Komeda: A Private Life in Jazz is the biography of Krzysztof (Trzciński) Komeda (1931-1969), composer of no fewer than 40 soundtracks, including film scores to all of Roman Polański’s early films such as Knife in the Water and Rosemary’s Baby; and a revered figure in the world of jazz, which regards his record, Astigmatic (released in 1966), as a key album in the history of European jazz.

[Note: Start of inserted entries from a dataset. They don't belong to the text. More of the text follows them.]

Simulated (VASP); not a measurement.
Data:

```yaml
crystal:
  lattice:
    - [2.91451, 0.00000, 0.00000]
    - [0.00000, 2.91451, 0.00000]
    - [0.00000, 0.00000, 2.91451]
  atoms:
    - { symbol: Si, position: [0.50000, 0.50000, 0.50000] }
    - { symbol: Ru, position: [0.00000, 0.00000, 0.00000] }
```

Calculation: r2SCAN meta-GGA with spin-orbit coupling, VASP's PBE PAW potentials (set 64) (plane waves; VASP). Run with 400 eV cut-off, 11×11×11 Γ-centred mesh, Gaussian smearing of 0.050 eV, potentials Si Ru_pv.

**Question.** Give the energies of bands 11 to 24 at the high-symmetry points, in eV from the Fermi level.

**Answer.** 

This biography of Komeda, originally published in Polish by Znak in 2018, is the first to be published in the English language and not only traces Komeda’s life, but also the development of Polish jazz during this period. It explores how this arose in large part out of a need for self-expression and personal freedom during a repressive period of Soviet communist dominance.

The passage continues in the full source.